Application ready for public

Charter school board seeking residents' input

— The North Routt Charter School Board is ready to unveil its preliminary application to the public today at 6:30 p.m. at the Moon Hill Schoolhouse on County Road 129 just south of Clark.

The charter school application, initially presented to the Steamboat School Board in June 2000, has already been pushed back twice to allow for more time for the board to work through the particulars of the application. The charter board will likely present its final application for a school board vote on Jan. 29, charter board member Shaunna Watterson said.

"We feel that the application is as good as it's going to get," Watterson said. "The most important thing is to feel that the community, and especially the north Routt community, has had a say in this whole process."
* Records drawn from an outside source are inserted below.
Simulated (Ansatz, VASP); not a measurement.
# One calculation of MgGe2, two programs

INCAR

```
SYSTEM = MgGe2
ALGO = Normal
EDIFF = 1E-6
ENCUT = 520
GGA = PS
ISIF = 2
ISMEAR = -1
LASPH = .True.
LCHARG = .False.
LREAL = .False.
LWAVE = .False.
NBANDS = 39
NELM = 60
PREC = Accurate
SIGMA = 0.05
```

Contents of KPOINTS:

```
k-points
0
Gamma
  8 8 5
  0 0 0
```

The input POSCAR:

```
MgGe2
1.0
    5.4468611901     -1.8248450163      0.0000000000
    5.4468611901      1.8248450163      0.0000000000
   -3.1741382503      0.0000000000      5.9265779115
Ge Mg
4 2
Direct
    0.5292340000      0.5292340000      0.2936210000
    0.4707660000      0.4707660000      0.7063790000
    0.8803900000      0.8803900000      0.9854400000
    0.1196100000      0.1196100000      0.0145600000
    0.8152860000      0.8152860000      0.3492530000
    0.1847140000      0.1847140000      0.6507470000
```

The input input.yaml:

The proposed charter school would be on a three-year contract and would cap at 25 kindergarten to fifth-grade students. The school could potentially expand to include students as old as eighth-graders. The charter group is requesting 95 percent of per-pupil funding from the Steamboat Springs school district. The charter group also wants the district to cover its liability and insurance costs.

Throughout the process of writing the application, the board has continually revised its requests.

The charter board and Steamboat's District Accountability Committee are both interested in finding out what the public thinks of the idea of having a charter school in the north Routt County area. The DAC, which will also review the project, has been asked by the school board to gauge public opinion on the application. They have held parent-teacher meetings about the school and are now ready to present a plan to the public.

"The Clark community's input is essential," said Ginny Jaramillo, the program director for the Colorado Rural Charter School Network. "That has been the whole point of this, to respond to the community's need."

Jaramillo, who has worked with rural communities throughout Colorado that have attempted to create charter schools, said that unlike charter schools in cities that often specialize in a specific area of interest (such as technology), rural charter schools are usually focused around a geographic area. That distinction means community input becomes especially valuable, because the goals of the school are often connected very closely with the goals of the community.

Some charter schools in rural areas, for instance, publish their community's newspaper, she said.

Jaramillo said that charter schools have to deal with a lot of difficult questions that beg community input. For instance, because of the size of the proposed school, it would likely not have enough students of the same age to necessitate a teacher for every grade, nor would it get the funds to support all those teachers, Jaramillo said. Therefore, children from different grade levels might be placed together in the same classroom.

"The board needs to figure out how to develop multiple-age teaching strategies," Jaramillo said.

Watterson said she expects the school to enroll about 50 to 60 students in the early going, with room for growth. She said she has already received word from about 25 committed parents in the north Routt community that are interested in sending their children to the school.

The application aims to provide schooling for 25 students, who would be taught in multi-age classrooms, Watterson said.

If the Steamboat School Board votes favorably on the application, the charter board will have 90 days to finalize a detailed contract with the school board, Watterson said.